- The Washington Times - Friday, March 18, 2022

While Russia is fighting a war in Ukraine with tanks and missiles, it is engaged in another war, one fought with words, with the U.S.

The back and forth between the two countries began earlier this week when President Biden labeled Russian President Vladimir Putin “a war criminal.”

Moscow fired back on Friday by raising questions about Mr. Biden’s cognitive abilities.

Both sides have escalated their rhetoric, underscoring how the clash between the U.S. and Russia has become a personal rivalry.

“It is not common during a war for presidents to talk like this,” said Robert Rowland, who teaches presidential rhetoric at the University of Kansas. “Usually presidents try to avoid personalizing an issue to make sure he or she was giving the other foreign leader an off-ramp.”

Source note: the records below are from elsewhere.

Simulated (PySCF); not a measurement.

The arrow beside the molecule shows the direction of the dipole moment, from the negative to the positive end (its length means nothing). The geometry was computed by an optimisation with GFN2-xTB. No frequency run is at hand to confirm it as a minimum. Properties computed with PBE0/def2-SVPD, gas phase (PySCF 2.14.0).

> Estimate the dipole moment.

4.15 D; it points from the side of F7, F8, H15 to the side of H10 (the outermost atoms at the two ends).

By describing Mr. Putin as a “war criminal,” Mr. Biden’s comments marked a shift in the rhetoric. He previously condemned Russia’s invasion of Ukraine but stopped short of saying whether Mr. Putin had committed war crimes.

Mr. Biden doubled down on his comments the next day, calling Mr. Putin a “murderous dictator” and a “pure thug.”

“You have Ireland and Great Britain … standing together against a murderous dictator, a pure thug who is waging an immoral war against the people of Ukraine,” he said at a St. Patrick’s Day event at the Capitol.

The comments signal the administration’s new strategy of characterizing Mr. Putin as a brazen killer who should face a trial for war crimes.

Others in the administration have begun echoing Mr. Biden’s tough talk against Mr. Putin. Secretary of State Antony Blinken also called the Russian president a “war criminal,” while White House press secretary Jen Psaki called him a “brutal dictator.”

Mr. Rowland said the barbed words won’t help reduce tensions with Russia, but given how fractured the relationship is between the two nations, it’s not going to inflame them either.

“I’m not sure what option Biden has given what Putin is doing,” he said. “There are so many blatant attacks on civilians in Ukraine, how do you not call that out?”

Mr. Rowland compared Mr. Biden’s comments to former President Reagan’s remarks at his first press conference in 1981. Responding to a reporter’s question, Mr. Reagan denounced the Soviet Union as liars and thieves.

“It was shocking at the time that Reagan said that, but what he was saying was the truth and he thought it was important to say that,” he said.

The Kremlin hasn’t been holding back either. Kremlin spokesperson Dimitry Peskov offered a heated response to Mr. Biden’s remarks.

On Wednesday, Mr. Peskov said the U.S. had no right to call out Russia, pointing to its invasions of Iraq and Afghanistan.

Mr. Peskov said Mr. Biden’s comments were “unacceptable and unforgivable rhetoric on the part of the head of a state whose bombs have killed hundreds of thousands of people around the world.”

On Friday, Mr. Peskov got more personal. Speaking with reporters, he referenced Mr. Biden’s frequent gaffes at public events.

“Given Mr. Biden’s irritability, his fatigue and sometimes forgetfulness … which ultimately leads to aggressive statements, we probably will not give any sharp assessments so as not to cause more aggression,” Mr. Peskov said.